President Dmitry Medvedev wrote “Hurray!” on his blog Thursday and his prime minister hailed both his country and FIFA as Russia rejoiced in the honor of finally being picked to stage the World Cup.
“Hurray! Victory!” Medvedev wrote in his Twitter account moments after the FIFA 2018 vote in Zurich was broadcast live on most Russian television channels.
Medvedev quickly added that all that Russia needed to do now was break its decades-long run of under-performance at the world’s most-watched event.
“Now we have to really prepare the way we stage the World Cup. And, of course, put up a deserving performance,” Medvedev wrote.
Arctic chills across European Russia kept most of the festivities indoors as only a few dozen braved the -25 Celsius weather to launch celebratory paper lanterns from Moscow’s Sparrow Hills.
The announcement caught many Muscovites in the traditional traffic jams that choke most of this city’s arteries at almost any time of day. But happy honks rose over the city at around 6:30 pm (1530 GMT) as news of the decision spread.

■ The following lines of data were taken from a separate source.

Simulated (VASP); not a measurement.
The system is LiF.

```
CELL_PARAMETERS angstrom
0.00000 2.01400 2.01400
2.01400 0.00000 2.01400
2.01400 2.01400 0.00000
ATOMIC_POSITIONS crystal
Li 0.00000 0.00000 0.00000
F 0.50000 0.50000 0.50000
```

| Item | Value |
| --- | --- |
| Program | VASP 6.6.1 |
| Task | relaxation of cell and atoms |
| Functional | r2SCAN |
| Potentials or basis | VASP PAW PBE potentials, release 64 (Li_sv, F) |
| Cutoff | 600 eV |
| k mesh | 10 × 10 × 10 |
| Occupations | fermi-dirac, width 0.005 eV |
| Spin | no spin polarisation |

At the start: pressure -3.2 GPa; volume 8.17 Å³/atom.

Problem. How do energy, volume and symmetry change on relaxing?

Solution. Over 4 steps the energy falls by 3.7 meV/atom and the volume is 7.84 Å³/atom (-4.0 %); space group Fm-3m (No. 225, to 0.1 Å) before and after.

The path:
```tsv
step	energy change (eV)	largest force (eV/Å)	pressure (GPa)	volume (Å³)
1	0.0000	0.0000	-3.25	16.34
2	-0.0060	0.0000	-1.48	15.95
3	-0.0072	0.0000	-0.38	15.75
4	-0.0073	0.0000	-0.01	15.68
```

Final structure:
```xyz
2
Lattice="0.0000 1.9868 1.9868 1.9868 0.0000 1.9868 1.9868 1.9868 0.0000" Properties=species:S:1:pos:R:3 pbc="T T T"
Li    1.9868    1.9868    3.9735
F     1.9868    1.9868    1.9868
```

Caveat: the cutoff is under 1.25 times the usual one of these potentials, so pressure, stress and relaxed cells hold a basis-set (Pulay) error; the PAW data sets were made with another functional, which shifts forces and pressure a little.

The Zurich vote represented a particularly big boost for Vladimir Putin — a prime minister who staked his reputation on the event by accusing main rivals England of trying to smear FIFA executives and steal the prized bid.
Putin lavished warm words of praise on FIFA and then left for Zurich to personally thank the world football governing body for bringing the marquee event to Eastern Europe for the very first time.
“I would like to thank the members of the FIFA executive committee for their decision, that they trusted us with staging the football World Cup,” Putin said in televised remarks.
“I would like to assure the FIFA leadership that we will do everything possible to ensure that the 2018 football World Cup is staged at a deserving level,” Putin said before adding that he was always confident of victory.
The decision marks another personal milestone for Putin after he had already beaten the odds to bring home both the 2014 Winter Olympics and a Formula One Grand Prix.
The football bid was Putin’s idea from the start and he stage-managed every turn of Russia’s campaign.
“Russia does not have the sport facilities or the infrastructure to host the main football competition,” Gazeta Internet newspaper admitted earlier this year. “But it does have Prime Minister Vladimir Putin.”
Now Thursday’s announcement only reaffirms Putin’s status as a leader who delivers — a man who puts Russia up against anything the West has to offer and wins.
“It is a great personal victory for Vladimir Putin and his team,” said Carnegie Moscow Center analyst Sergei Ryabov in reference to the upcoming 2012 presidential elections that Putin — who served as president between 2000 and 2008 — may challenge under a constitutional quirk.
Others saw the World Cup as a chance to bring the sometimes isolated country closer to the West — just as the Summer Olympic Games in Moscow had introduced world culture to the Soviet Union in 1980.
“This will be useful for Russia because it provides it with a new link with the West,” said the Russian Academy of Sciences’ Economics Institute Director Ruslan Grinberg.
But others questioned how Russia can afford such a project amid a two-year economic downturn that is only now starting to stabilise and the tens of billions of dollars already earmarked for various pre-election projects.
Business Russia trade association chief Boris Titov said the announcement marked “a recognition of the fact that Russia is economically able to carry off such projects.
“But it also means serious complications for the state budget,” Titov told AFP.
Others said that most Russians might have supported Putin on this venture — but that he had not made the decision without any form of public debate.
“The people might have supported the government on this,” the oppositional Novaya Gazeta added in a commentary. “But nobody even asked us! In fact it has been a while since anyone asked us anything.”